Mr. Wallace S. Nolen
Elmira Correctional Facility
P.O. Box 500
Elmira, NY 14902-0500
The staff of the Committee on Open Government is authorized to issue advisory opinions. The ensuing staff advisory opinion is based solely upon the information presented in your correspondence.
Dear Mr. Nolen:
I have received your letter of May 1 in which you raised three questions concerning the Freedom of Information Law.
The first concerns
rights of access to "the records of the
civil department of a sheriff, to wit, property executions; income
executions; payment information of receipts for fees,
disbursements, levy monies, etc...as authorized...under Article 52 of the N.Y.S.C.P.L.R." Article 52 of the CPLR pertains to the enforcement of money judgments. As a general matter, the Freedom of Information Law is based upon a presumption of access. Stated differently, all records of an agency are available, except to the extent that records or portions thereof fall within one or more grounds for denial appearing in §87(2)(a) through (i) of the Law.
From my perspective, the kinds of records that you described should be disclosed, unless they are sought for commercial or fund-raising purposes. In Matter of Nicholas [458 NYS 2d 858 (1983)], a request was made to a sheriff for records of income executions for a
certain period, and it was assumed that the request was made for a commercial purpose. That being so, the denial of the request was upheld in conjunction with §89(2)(b) of the Freedom of Information Law. As you may be aware, that provision includes examples of unwarranted invasions of personal privacy, one of which pertains to the sale or release of a list of names and addresses if the list would be used for commercial or fund-raising purposes
[§89(2)(b)(iii)]. Based on the foregoing, I believe that an agency could condition disclosure upon the receipt of a certification or affidavit by an applicant indicating that the records would not be
used for commercial or fund-raising purposes.

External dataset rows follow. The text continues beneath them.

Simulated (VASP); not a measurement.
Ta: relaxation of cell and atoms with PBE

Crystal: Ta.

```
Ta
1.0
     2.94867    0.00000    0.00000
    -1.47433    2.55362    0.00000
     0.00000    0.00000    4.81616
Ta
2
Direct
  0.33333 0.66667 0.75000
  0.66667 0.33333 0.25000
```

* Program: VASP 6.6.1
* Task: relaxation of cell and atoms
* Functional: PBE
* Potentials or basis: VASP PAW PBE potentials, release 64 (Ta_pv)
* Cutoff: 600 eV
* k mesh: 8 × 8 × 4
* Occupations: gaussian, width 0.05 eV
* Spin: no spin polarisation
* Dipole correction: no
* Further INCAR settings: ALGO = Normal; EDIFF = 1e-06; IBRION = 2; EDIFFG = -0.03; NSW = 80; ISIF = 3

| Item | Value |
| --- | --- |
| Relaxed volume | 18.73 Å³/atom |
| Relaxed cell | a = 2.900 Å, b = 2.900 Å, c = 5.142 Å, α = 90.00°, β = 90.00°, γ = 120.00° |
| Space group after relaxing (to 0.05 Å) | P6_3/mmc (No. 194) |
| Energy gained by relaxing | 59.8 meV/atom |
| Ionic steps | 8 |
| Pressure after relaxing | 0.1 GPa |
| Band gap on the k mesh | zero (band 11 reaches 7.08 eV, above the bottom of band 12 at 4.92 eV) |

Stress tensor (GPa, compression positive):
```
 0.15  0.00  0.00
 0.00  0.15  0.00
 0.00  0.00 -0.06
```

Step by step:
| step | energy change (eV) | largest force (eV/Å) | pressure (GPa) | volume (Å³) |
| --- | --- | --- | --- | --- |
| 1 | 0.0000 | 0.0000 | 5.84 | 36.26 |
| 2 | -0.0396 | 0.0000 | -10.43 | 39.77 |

In the second area of inquiry, you wrote as follows:
"...assuming some and/or all of such
information is available under F.O.I.L. could
such sheriff be required to supply such information in electronic format and if some
of the information must be deleted from disclosure, must an agency insist on paper
format which may result in paper exceeding 10,000 sheets, but conversely, if the agency
could write a simple computer program in say 1 hour and 'run in' in 5 minutes to 'delete'
exempt materials versus over 500 man hours of personnel to 'delete' exempt material, which
method is mandated."
In this regard, the Freedom of Information Law pertains
existing records, and §89(3) of the Law states in part that an
agency need not create a record in response to a request. It is
emphasized, however, that §86(4) of the Freedom of Information Law defines the term "record" expansively to include:
information kept, held, filed, produced,
reproduced by, with or for an agency or the
state legislature, in any physical form whatsoever including, but not limited to,
reports, statements, examinations, memoranda, opinions, folders, files, books, manuals,
pamphlets, forms, papers, designs, drawings, maps, photos, letters, microfilms, computer
tapes or discs, rules, regulations or codes."
Based upon the language
quoted above, if information is maintained
in some physical form, it would in my opinion constitute a "record"
subject to rights of access conferred by the Law. Further, the
definition of "record" includes specific reference to computer
tapes and discs, and it was held some fifteen years ago that"[i]nformation is increasingly being stored in computers and access to such data should not be restricted merely because it is not in
printed form" [Babigian v. Evans, 427 NYS 2d 688, 691 (1980); aff'd 97 AD 2d 992 (1983); see also, Szikszay v. Buelow, 436 NYS 2d 558 (1981)].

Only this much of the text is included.